10 reasons to consider church revitalization — even over church planting

March 16th, 2015

I meet with young church planters frequently. I hope that continues. We had great experiences in two successful church plants and it’s certainly in my heart. Currently we are working to plant churches in Chicago. I love the energy of planting. We need lots of new churches.

In this season of my life, God has called me into revitalization. We are positioning an older, established church that was once in decline to grow again. And, it’s been amazing — and challenging — and rewarding — and hard.

God began to encourage my heart towards revitalization when I considered my home church — the one where I served in lay leadership until I was called into ministry late in my 30s. That church introduced me to Christ and helped me grow. I wouldn’t be in ministry today without them.

But that church has seen better days. (Thankfully they are in revitalization now and a friend of mine pastors there.) What will become of the established church? That was a burning question on my heart and God lined my heart up with a church in need of revitalization.

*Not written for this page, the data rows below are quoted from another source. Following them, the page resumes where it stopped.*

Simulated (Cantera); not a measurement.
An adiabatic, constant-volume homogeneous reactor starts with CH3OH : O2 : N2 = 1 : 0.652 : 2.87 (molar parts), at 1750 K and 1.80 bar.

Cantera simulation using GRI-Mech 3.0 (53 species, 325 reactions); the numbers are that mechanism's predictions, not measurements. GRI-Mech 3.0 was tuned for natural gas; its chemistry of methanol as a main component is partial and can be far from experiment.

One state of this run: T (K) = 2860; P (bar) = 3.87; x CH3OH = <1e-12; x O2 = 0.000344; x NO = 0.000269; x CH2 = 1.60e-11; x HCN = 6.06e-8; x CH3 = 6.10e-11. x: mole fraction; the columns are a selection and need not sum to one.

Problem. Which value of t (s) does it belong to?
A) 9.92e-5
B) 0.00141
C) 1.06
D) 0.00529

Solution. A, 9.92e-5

Now, after the experience of the last few years, when I meet with church planters, I often encourage them to consider church revitalization. I realize church revitalization doesn’t have all the attraction of church planting. I left behind my skinny jeans to enter church revitalization. And all God’s people said amen. But, here’s the thing: The attraction in church revitalization is in the mission. And that’s hopefully the same reason anyone enters church planting.

Here are 10 reasons to consider church revitalization — even over church planting:

You love the thought of restoring history. Our church is over 100 years old. Wouldn’t it be a shame to see that history come to an end if we can't reverse the decline?

You are ready to go to work now. There are far more opportunities in church revitalization. I read that nearly 90% of established churches are in decline or plateaued. There’s work to be done immediately.

You like having an established base of financial support. The good thing about many established churches is that they have loyal supporters. Sometimes those are the ones holding out until the doors are closed — they never want to change — but many times those people are just waiting for leadership to take them somewhere better than where they are today.

You love intergenerational ministry. In an established church, if you start to reach younger people, you’ll see a blending of generations. That’s a beautiful experience. It’s been one of our favorites in ministry. And personally, I think it’s healthy and a very biblical model of church.

You like a challenge. I didn’t put this as my number one, but don’t be misled. You will face opposition if you try to change things from where people are comfortable. You don’t face that same challenge in a church plant. But you didn’t get into ministry expecting it to be easy did you? You agreed to walk by faith, right? And, you’ll have that opportunity in church revitalization. Every day.

You won’t run from every conflict. You mustn’t. You must stay the good course. The mission is too vital.

You enjoy healthy structure. Granted, it might not be healthy, but you’ll find structure. And, as long as you’re not doing away with structure completely — which isn’t healthy anyway — you can usually tweak structure to be healthy again.

You are kingdom-minded. You see the bigger picture. There are more kingdom dollars being underutilized in stagnant churches than may ever be invested in church planting. What are we going to do about it? If you’d like to know the answer, maybe you’re a candidate for revitalization.

You can endure a long-term approach. It likely won’t happen immediately. In church planting, we could change in a weekend. That’s not necessarily true in the established church. There are many things that can happen immediately. Certainly we saw some immediate, very positive changes and the church began to grow quickly. But the best changes have taken time, and they have paid off dramatically because of our more methodical approach.

You truly love the local church. I didn’t love everything about the church that I came to pastor — or the established church I attended all my life until surrendering to ministry. But I truly love the local church. Enough that I’d be willing to invest energies in trying to save one.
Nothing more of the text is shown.